As you may know, R-12 refrigerant is becoming scarce and costly. It is just a matter of time before you will have to convert your systems to R-134a. R-134a retrofits are provided by STC or service bulletin depending on the model of aircraft and could be as simple as replacing the receiver/dryer, a few fittings and the refrigerant. Or, it may require replacing the compressor/condenser assembly as well as the preceding parts. If the compressor/condenser is not changed, the R-134a does not operate as efficiently with the R-12 parts since they operate at slightly different pressures.
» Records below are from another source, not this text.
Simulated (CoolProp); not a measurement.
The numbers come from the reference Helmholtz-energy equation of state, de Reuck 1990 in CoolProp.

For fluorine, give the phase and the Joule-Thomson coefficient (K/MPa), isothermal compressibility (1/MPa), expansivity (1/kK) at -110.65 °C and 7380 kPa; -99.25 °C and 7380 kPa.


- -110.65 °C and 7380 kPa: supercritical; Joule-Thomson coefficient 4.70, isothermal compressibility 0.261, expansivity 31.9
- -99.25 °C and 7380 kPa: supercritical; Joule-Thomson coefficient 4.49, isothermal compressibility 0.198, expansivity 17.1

It is also worth noting that the two refrigerants use different lubricating oils and, although not compatible from new, in a system that has been charged with R-12 the compressor/condenser operates fine with R-134a since the oil has already been circulated to the bearings. Even after the refrigerant has been changed the oil remains in the bearings, thus not affecting bearing life. However, the seals of the R-12 compressor can be affected due to the higher operating pressure of the R-134a. Depending on the climate the change in efficiency may not be noticeable, but certainly worth considering. If the system is not operating very well or the compressor seems to be weak with R-12 then switching to R-134a is not going to fix that, those parts will need to be replaced before charging the system.
It is my recommendation that if doing the retrofit, replace the compressor/condenser to get the most efficiency possible from the refrigerant and prevent the failure of the seals due to the higher operating pressure.